E.U.-India Free Trade Negotiations: An Opportunity To Rebalance Trade Relations And Promote A Global Sustainable Textile Industry

BRUSSELS — August 4, 2022 — Today’s trade relations between the E.U. and India in textiles and clothing are characterized by a large and systemic trade deficit for the E.U.; annual imports from India exceed 6 billion euros (2021) – making it the 4th supplier — while E.U. exports to India reached just half a billion — the 20th place in our export markets.

Against this background, the free trade negotiations are an opportunity to rebalance that relationship; European textile and clothing companies can offer high quality and innovative products for the Indian market, but they can also offer solutions to reduce the environmental footprint of the textile industry.

EURATEX, as the voice of textiles and apparel manufacturers in Europe, supports an ambitious E.U. trade agenda, that puts reciprocity, transparency, fair competition and equal rules at the centre of its action. The FTA is an opportunity to establish a more sustainable and fair trading system, based on rules, global environmental and social standards, which are effectively respected by all.
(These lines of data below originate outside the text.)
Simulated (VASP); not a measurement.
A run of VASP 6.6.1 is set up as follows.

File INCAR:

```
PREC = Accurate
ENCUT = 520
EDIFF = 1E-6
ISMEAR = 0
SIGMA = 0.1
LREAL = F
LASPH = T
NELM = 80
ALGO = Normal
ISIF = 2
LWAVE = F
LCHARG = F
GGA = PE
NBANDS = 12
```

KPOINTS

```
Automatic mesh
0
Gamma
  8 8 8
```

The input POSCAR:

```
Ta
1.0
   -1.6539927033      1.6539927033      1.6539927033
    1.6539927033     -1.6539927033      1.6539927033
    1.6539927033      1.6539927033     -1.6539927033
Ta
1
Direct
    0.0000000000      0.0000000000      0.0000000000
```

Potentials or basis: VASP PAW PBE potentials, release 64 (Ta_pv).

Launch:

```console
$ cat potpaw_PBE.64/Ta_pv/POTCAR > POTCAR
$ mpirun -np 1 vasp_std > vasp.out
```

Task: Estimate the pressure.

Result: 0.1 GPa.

In this context, EURATEX highlights that the sector needs open and efficient markets, but combined with effective controls where necessary, thus ensuring level playing field for European companies. It is clearly essential that the same level of market access to India — both in terms of tariff and non-tariff barriers — is available to E.U. producers as vice versa.

India today benefits from reduced customs duties due to GSP. For European companies instead, market access to India is challenging, facing non-tariff barriers (related to proof of origin, quality control procedures, etc.) as well as national or state-level support programs which distort the level playing field between E.U. and Indian companies.

That level playing field should also apply to our sustainability targets. As the E.U. will roll out its E.U. Textile Strategy, setting ambitious standards and restrictions (e.g. on chemicals), we must ensure the FTA is fully aligned with that strategy.

Director General Dirk Vantyghem commented: “We look to these negotiations with great interest. The FTA is an opportunity to develop a shared ambition between the European and Indian industry to make sustainable textiles the norm, and to create a regulatory framework where our companies can compete in a free and fair environment.”